Posted by Apostate on 07/17/19
So as more players start to run PRPs, and PRPs can result in significant consequences whether negative or positive for a character, it will become increasingly important to have a very clear feeling for what is appropriate, and when player characters are justified in placing consequences on other PCs based on outcomes. As a game that's not fully consent, there will always be some cases of disagreement on whether consequences are appropriate or justified, whether that's very small or story ending. It will be impossible to fully define every possible consequence for every outcome, because there's just too much that can happen in an open ended game, but I should be able to provide some very rough guidelines, and these will be extremely important for GMs whether staff or players as they run plots.

I'll be making some extensive helpfiles about this, but as a very short, short examples of what I'll probably be writing as examples for a list of types of risks and potential consequences:

Trival risk: A noble giving their highlord a dubious look, raising their eyebrow at them at a party. A slightly crass white journal. Nonlethal combat for sanctioned contests. Public events.
Trivial consequence: Fame adjustments of 10k or less. Small resource or silver gains. Tiny vox adjust.

Minor risk: Being confrontational to another PC. Associating with a powerful NPC. A petty crime against an NPC. A social PRP with NPC nobility that could reflect on them. Public events with NPCs present.
Minor consequences: Significant fame adjustments, 500k or less. Minor legend 5k or less. Minor item gains or losses. GM references to secrets, visions. Propriety mods gained or lost.

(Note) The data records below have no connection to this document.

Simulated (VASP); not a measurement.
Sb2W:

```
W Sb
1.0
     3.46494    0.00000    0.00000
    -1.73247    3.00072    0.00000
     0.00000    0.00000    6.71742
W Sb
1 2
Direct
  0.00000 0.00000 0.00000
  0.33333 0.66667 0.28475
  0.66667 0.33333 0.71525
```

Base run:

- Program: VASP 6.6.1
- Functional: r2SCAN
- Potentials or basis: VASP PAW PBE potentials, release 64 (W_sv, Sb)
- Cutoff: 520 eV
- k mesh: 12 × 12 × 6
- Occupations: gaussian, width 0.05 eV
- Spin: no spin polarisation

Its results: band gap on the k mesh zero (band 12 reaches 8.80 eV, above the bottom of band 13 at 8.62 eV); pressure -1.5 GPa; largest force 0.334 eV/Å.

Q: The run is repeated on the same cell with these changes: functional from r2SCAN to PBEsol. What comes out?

Moderate Risk: PRPs with the possibility of combat only if things go poorly, and weighted in PCs favor. Liege/vassal social conflict over an issue. Performing a minor task for a story NPC. Actions based around exploring a character secret. Codedly sharing character secrets. Membership in secret organizations, performing actions on their behalf against NPCs. Significant crimes against NPCs. Petty crimes against PCs.
Moderate consequences: Any possible fame or legend adjust, favor, propriety mods. Significant changes to domains. Significant changes to orgs, like mods. Loss or gain of minor titles. Honorifics. Any range of nonmagical items, silver, resources. Minor magic. Loss or gain of retainers. Temp stat changes, or short duration impairments.

Major risk: High crimes against NPCs, excommunicatable offenses. Oathbreaking. Player initiated coded combat outside the training center. Combat PRPs without it weighted in players' favor. Significant but non-capital crimes against PCs. War against NPC houses or equivalent or greater power. Actions that are implicitly working against major metaplot forces.
Major consequences: Permanent sheet changes for characters, such as stat changes. Loss of fealty or house membership. Loss of all possessions. Loss or gain of significant story arcs. Gain or loss of title. Excommunication. Major magical changes. Massive changes to domains or orgs. Character arrest, any temporary imprisonment. Loss of core secrets.

Extreme risks: Actively confronting major world powers. Pursuing things warned by staff as very dangerous. Combat plots tilted against players. Doing a thing after being threatened off it by a core metaplot antagonist. Pursuing capital crimes against other PCs. Trying to remove any other PC from play, including if it would happen incidentally. Trying to defeat another PC house in war. Attempting to remove someone from org leadership, overthrow a PC leader.
Consequences: Any. Character loss. Character exile. Destruction or creation of orgs. Destruction of domains. Global consequences.

Moderate consequences should be run by staff, and major and extreme consequences should be run by me.

Now the important thing is some orgs have the power to effectively do this to PCs- removing a character from their house, denobling them, exiling them from fealty, excommunication, arrest. Any of those, particularly if someone wasn't directly involved in the plot it originated from, should be checked with me in specifics if they are negative consequences. If a player receiving them is comfortable with them, it's not really necessary except as a heads up it is happening (ie, if someone wants to let their OC die for dramatic effect on a friend's PRP, that's almost certainly fine).

I'll be making extensive help files and guidelines on these specifically for people that will be running stories, so that'll be coming up soon, likely after I finish the crisis resolutions.